All Products
Search
Document Center

DataWorks:Real-time synchronization from a single Kafka table to an OSS data lake

Last Updated:Mar 27, 2026

Data Integration supports real-time synchronization of data from single tables in data sources such as Kafka and LogHub to OSS. This topic describes how to use DataWorks Data Integration to synchronize data from Kafka to an OSS data lake in real time.

Limits

The Kafka service version must be between 0.10.2 and 2.2.0 (inclusive).

Prerequisites

Before you begin, make sure you have:

Create a real-time synchronization task

The configuration involves nine steps:

  1. Select a synchronization task type

  2. Configure network and resources

  3. Configure the synchronization link

  4. Configure alert rules (optional)

  5. Configure advanced parameters (optional)

  6. Configure DDL capabilities (optional)

  7. Configure a resource group (optional)

  8. Test the synchronization task

  9. Run the synchronization task

Step 1: Select a synchronization task type

  1. Go to the Data Integration page. Log on to the DataWorks console. In the top navigation bar, select the desired region. In the left-side navigation pane, choose Data Integration > Data Integration. On the page that appears, select the desired workspace from the drop-down list and click Go to Data Integration.

  2. In the left-side navigation pane, click Synchronization Task, then click Create Synchronization Task at the top of the page. Configure the following basic settings:

    Setting Value
    Source and destination KafkaOSS
    New node name A name for the synchronization task
    Synchronization method Single table real-time

Step 2: Configure network and resources

  1. In the Network And Resource Configuration section, select the Resource Group to use for the synchronization task. Allocate Task Resource Usage in Compute Units (CUs) as needed.

  2. For Source Data Source, select the added kafka data source. For Destination Data Source, select the added OSS data source, then click Test Connectivity.

    image

  3. After confirming that both data sources are connected, click Next.

Step 3: Configure the synchronization link

The synchronization link has three parts: the Kafka source, an optional data processing node, and the OSS destination. Configure them in order using the wizard at the top of the configuration page.

Configure the Kafka data source

Click Kafka in the wizard to open Kafka Source Information.

image
  1. In the Kafka Source Information section, select the Kafka topic to synchronize. Adjust other parameters based on your requirements.

  2. Click Data Sampling in the upper-right corner. In the dialog box, set Start Time and Sampled Data Records, then click Start Collection. The system samples data from the specified topic for preview and downstream data processing configuration.

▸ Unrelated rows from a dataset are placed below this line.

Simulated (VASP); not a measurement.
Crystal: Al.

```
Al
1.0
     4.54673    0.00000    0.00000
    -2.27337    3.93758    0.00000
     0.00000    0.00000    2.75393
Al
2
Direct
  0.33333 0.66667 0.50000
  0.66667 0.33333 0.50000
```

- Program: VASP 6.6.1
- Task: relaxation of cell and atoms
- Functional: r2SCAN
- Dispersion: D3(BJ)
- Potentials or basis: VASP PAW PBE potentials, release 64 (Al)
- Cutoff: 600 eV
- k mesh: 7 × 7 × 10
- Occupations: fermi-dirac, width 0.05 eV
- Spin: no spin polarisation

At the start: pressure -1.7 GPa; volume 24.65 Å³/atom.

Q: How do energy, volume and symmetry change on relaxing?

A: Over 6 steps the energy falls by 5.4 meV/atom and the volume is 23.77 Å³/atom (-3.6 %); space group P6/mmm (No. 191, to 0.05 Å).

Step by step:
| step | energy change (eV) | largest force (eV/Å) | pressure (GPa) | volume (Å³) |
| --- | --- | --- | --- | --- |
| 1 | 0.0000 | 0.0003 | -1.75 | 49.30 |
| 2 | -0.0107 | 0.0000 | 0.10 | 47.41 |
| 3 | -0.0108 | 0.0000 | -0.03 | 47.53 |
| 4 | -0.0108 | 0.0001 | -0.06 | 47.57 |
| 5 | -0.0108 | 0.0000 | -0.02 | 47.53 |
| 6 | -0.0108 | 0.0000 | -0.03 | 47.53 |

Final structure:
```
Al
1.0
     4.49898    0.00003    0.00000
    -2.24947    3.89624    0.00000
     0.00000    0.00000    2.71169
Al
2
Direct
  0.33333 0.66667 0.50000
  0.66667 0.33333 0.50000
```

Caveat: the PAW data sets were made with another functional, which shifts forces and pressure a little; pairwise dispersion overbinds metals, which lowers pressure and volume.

  3. In the Output Field Configuration section, select the fields to synchronize.

Configure a data processing node

Click the image icon to add one or more data processing methods. The following methods are available:

Arrange the methods in the order you want them applied. When the task runs, data is processed in that sequence.

image

To preview the processed output, click Preview Data Output in the upper-right corner, then click Re-obtain Output Of Ancestor Node in the dialog box.

image
Configure Data Sampling for the Kafka source before previewing processing output.

Configure the OSS destination

Click OSS in the wizard to open OSS Destination Information.

image
  1. In the OSS Destination Information section, configure the following settings:

    Setting Description
    Write Format The open table format for the destination: Hudi, Paimon, or Iceberg
    Select Metadatabase Auto-build Location If Data Lake Formation (DLF) is activated in your account, the system automatically creates a metadatabase and metatable in DLF when data is synchronized. Cross-region metadatabase creation is not supported.
    Storage Path The OSS path where synchronized data is stored
    Destination Database Select an existing database, or select Create Database and specify a Database Name to create a DLF metadatabase
    Destination Table Select Create Table to create a new OSS object, or Use Existing Table to write to an existing one
    Table Name The name of the OSS object
  2. (Optional) If you select Create Table for the Destination Table parameter, click Edit Table Schema to modify the destination table schema. In the dialog box, edit the schema directly or click Re-generate Table Schema Based on Output Column of Ancestor Node to regenerate it from upstream output columns. Select a column to set it as the primary key.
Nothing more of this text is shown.